In Berlin, German government spokesman Steffen Seibert said the US tariffs were unjustified and risk provoking "cycles of escalation that will be detrimental to all."
The EU, Mexico and Canada had initially received exemptions when US President Donald Trump declared global tariffs on imported metals, which started in March. Those temporary waivers were extended through May while the White House sought negotiated concessions.
Trump "has decided in the case of Canada, Mexico and the European Union not to extend the exemptions, and therefore they will be placed under the 25-per-cent tariff on steel and 10-per-cent on aluminium effective at midnight tonight," US Commerce Secretary Wilbur Ross told reporters Thursday in Washington.
Ross claimed that Trump has far-reaching, "unilateral" power to impose and adjust tariffs and quotas by invoking a rarely used 1962 law authorizing presidential action against imports that undermine national security.

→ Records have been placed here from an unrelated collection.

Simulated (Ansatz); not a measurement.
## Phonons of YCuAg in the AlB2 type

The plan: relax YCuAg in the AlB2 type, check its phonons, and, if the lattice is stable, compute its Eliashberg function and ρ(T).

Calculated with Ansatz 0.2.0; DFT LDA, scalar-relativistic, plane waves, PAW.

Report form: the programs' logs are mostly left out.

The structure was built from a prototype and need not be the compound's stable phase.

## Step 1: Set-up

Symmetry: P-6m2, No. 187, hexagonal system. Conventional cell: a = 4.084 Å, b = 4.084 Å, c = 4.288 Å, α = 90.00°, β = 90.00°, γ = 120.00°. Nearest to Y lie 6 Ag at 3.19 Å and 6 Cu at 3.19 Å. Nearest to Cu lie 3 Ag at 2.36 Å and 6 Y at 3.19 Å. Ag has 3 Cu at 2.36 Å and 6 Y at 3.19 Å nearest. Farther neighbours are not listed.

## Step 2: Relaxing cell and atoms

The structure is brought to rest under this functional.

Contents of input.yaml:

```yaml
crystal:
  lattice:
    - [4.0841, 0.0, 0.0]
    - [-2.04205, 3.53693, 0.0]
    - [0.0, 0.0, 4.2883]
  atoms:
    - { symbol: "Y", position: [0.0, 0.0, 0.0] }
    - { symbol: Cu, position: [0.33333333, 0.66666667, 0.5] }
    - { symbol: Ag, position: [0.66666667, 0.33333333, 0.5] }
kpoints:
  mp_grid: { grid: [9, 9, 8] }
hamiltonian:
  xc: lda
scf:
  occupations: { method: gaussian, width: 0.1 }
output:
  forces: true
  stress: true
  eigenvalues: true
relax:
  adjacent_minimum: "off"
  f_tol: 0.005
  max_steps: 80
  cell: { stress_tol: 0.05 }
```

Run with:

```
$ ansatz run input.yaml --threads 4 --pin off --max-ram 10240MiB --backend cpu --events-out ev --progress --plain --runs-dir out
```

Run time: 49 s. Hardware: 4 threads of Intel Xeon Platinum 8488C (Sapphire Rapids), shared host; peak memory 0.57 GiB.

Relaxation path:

The EU has warned since March of potential retaliation if Washington imposes permanent tariffs. Brussels submitted a list to the World Trade Organization (WTO) of US products that could be slapped with punitive import duties.
"What they can do, we are able to do exactly the same," Juncker said Thursday.
In addition, the EU will launch a dispute settlement case at the WTO.
The EU action - to initially generate around 700 million dollars in duties - could take effect as soon as June 20.
At 25-per-cent on most products, the bite of the EU duties would eventually rise in a second stage to 1.6 billion dollars, equivalent to the cost of US tariffs on steel and aluminium.
The EU list covers agricultural products including corn, rice, peanut butter and orange juice. Whiskey, tobacco and denim jeans would also be subject to higher tariffs, as well as various steel products, motorcycles and boats.
In Mexico City, the Economy Ministry vowed countermeasures on US products including steel sheets, lamps, pork products, sausages, apples, grapes and cheeses, up to a sum equivalent to Mexican losses from the US tariffs on metals.
Deputy Foreign Trade Minister Juan Carlos Baker said that the national security reasoning behind the US tariffs was "neither adequate nor justified.
"Mexico strongly rejects any unilateral and protectionist measure that distorts trade in North America," he tweeted.
The governments of Australia, Argentina and Brazil, which initially received temporary tariff waivers, have agreed to "limitations on the volume" of metals that they can ship to the US, in exchange for permanent exemptions, Ross said.
A similar deal was previously negotiated in March with Seoul, revising its free-trade agreement with Washington - including quotas on steel exports to the US and letting more US cars into the South Korean market - in return for a permanent waiver on the metal tariffs.
The US tariffs took effect March 23 on the rest of the world, including China, the world's largest producer of steel.
The global steel sector is struggling with overcapacity problems amid a glut of cheap exports from China.
"By targeting those who are not responsible for overcapacities, the US is playing into the hands of those who are responsible for the problem," Juncker said.
Many items on the EU's list could affect key Trump allies in Congress. Harley-Davidson motorbikes, for example, are headquartered in Wisconsin, home state of Republican congressman Paul Ryan, speaker of the House of Representatives.
Dieter Kempf, head of the German industry association BDI, called the US tariffs "short-sighted and self-destructive" and said Trump was "risking a setback of several decades in the trans-Atlantic relationship by escalating a trade war that he himself initiated."
Germany's DAX index lost 1.4 per cent on Thursday, to its lowest level since late April.
Trump, a right-wing populist who campaigned on an "America First" platform, withdrew the US in January 2017 from the completed-but-unratified 12-country Trans-Pacific Partnership trade deal and forced negotiations to revise the North American Free Trade Agreement with Canada and Mexico.
Ross said the metal tariffs were allowed to kick in against the US neighbours after the NAFTA talks were "taking longer than we had hoped."
Separate from the metals tariffs, the US is preparing a list of Chinese products worth 50 billion dollars to slap with tariffs over what Trump says are long-standing unfair trade practices, with China planning retaliation.
EU Trade Commissioner Cecilia Malmstrom, who had been leading Brussels' efforts to negotiate a permanent exemption, accused the US of trying to use "the threat of trade restrictions as leverage to obtain concessions" in talks with the EU.
She called it "a bad day for world trade."